MyNixOS website logo
Description

Best Split Selection Modeling for Low-Dimensional Data.

Functions to generate or sample from all possible splits of features or variables into a number of specified groups. Also computes the best split selection estimator (for low-dimensional data) as defined in Christidis, Van Aelst and Zamar (2019) <arXiv:1812.05678>.

Build Status CRAN_Status_Badge Downloads

splitSelect

This package provides functions for generating all possible splits of variables into groups, and computing the best split selection regression estimator for low-dimensional data.


Installation

You can install the stable version on R CRAN.

install.packages("splitSelect", dependencies = TRUE)
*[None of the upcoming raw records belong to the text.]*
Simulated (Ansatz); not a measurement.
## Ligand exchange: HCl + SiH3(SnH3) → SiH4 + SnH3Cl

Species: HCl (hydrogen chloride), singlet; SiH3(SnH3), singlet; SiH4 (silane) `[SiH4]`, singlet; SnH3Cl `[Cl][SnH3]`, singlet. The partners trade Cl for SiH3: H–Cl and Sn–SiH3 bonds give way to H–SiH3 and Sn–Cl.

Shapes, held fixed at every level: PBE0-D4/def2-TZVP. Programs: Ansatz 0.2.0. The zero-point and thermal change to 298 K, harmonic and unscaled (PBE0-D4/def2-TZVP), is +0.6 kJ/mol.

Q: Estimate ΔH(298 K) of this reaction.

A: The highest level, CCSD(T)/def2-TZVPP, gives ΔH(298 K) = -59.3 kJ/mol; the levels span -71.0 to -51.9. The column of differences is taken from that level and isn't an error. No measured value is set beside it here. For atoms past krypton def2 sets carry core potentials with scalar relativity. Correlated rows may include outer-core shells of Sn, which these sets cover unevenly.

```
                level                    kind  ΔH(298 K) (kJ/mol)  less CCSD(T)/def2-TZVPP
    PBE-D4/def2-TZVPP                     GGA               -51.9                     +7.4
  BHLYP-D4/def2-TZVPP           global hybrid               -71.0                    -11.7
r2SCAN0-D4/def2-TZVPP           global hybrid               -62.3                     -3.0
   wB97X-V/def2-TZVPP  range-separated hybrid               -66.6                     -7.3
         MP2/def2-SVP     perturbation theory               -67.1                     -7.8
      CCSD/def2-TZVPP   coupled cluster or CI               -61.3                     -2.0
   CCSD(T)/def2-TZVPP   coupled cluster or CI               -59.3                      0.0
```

You can install the development version from GitHub.

library(devtools)
devtools::install_github("AnthonyChristidis/splitSelect")

Usage

Here is some code to generate all possible splits of variables into groups.

# Loading library
library(splitSelect)

# Setting number of variables and groups
p <- 8
G <- 4
use.all <- TRUE

# Generate the number of partitions
my.partitions <- generate_partitions(p, G, use.all=use.all)
my.partitions

# Generate the number of splits
nsplit(p, G, use.all=use.all)
# Generate the number of splits (fixed partition)
nsplit(p, G, use.all=use.all,
       fix.partition=matrix(c(2,2,2,2), nrow=1))

# Generate the splits
all.splits <- generate_splits(p, G, use.all=use.all)
head(all.splits)
nrow(all.splits)
# Generate the splits (fixed partition)
all.splits <- generate_splits(p, G, use.all=use.all,
                              fix.partition=matrix(c(2,2,2,2), nrow=1))
head(all.splits)
nrow(all.splits)

# Generate samples of splits
sample.splits <- rsplit(10000, p, G, fix.partition=matrix(c(2,2,2,2), nrow=1))
sample.splits

Here is some code to apply to compute the best split selection estimator for simulated data with spurious correlation in the training set.

# Download the packages
install.packages("simTargetCov")
install.packages("glmnet")
install.packages("SplitReg")

# Setting the parameters
p <- 6
n <- 30
n.test <- 5000
group.beta <- 5
beta <- c(rep(1, 2), rep(group.beta, p-2))
rho <- 0.1
r <- 0.9
SNR <- 3
# Creating the target matrix with "kernel" set to rho
target_cor <- function(r, p){
  Gamma <- diag(p)
  for(i in 1:(p-1)){
    for(j in (i+1):p){
      Gamma[i,j] <- Gamma[j,i] <- r^(abs(i-j))
    }
  }
  return(Gamma)
}
# AR Correlation Structure
Sigma.r <- target_cor(r, p)
Sigma.rho <- target_cor(rho, p)
sigma.epsilon <- as.numeric(sqrt((t(beta) %*% Sigma.rho %*% beta)/SNR))

# Number of cores
nb.cores <- parallel::detectCores()-1
# Registering the clusters
cl <- parallel::makeCluster(nb.cores)
doParallel::registerDoParallel(cl)

# Set the seed
set.seed(0)

# Simulate some data
x.train <- simTargetCov::simTargetCov(n=n, p=p, target=Sigma.r)
y.train <- 1 + x.train %*% beta + rnorm(n=n, mean=0, sd=sigma.epsilon)
x.test <- mvnfast::rmvn(n.test, mu=rep(0,p), sigma=Sigma.rho)
y.test <- 1 + x.test %*% beta + rnorm(n.test, sd=sigma.epsilon)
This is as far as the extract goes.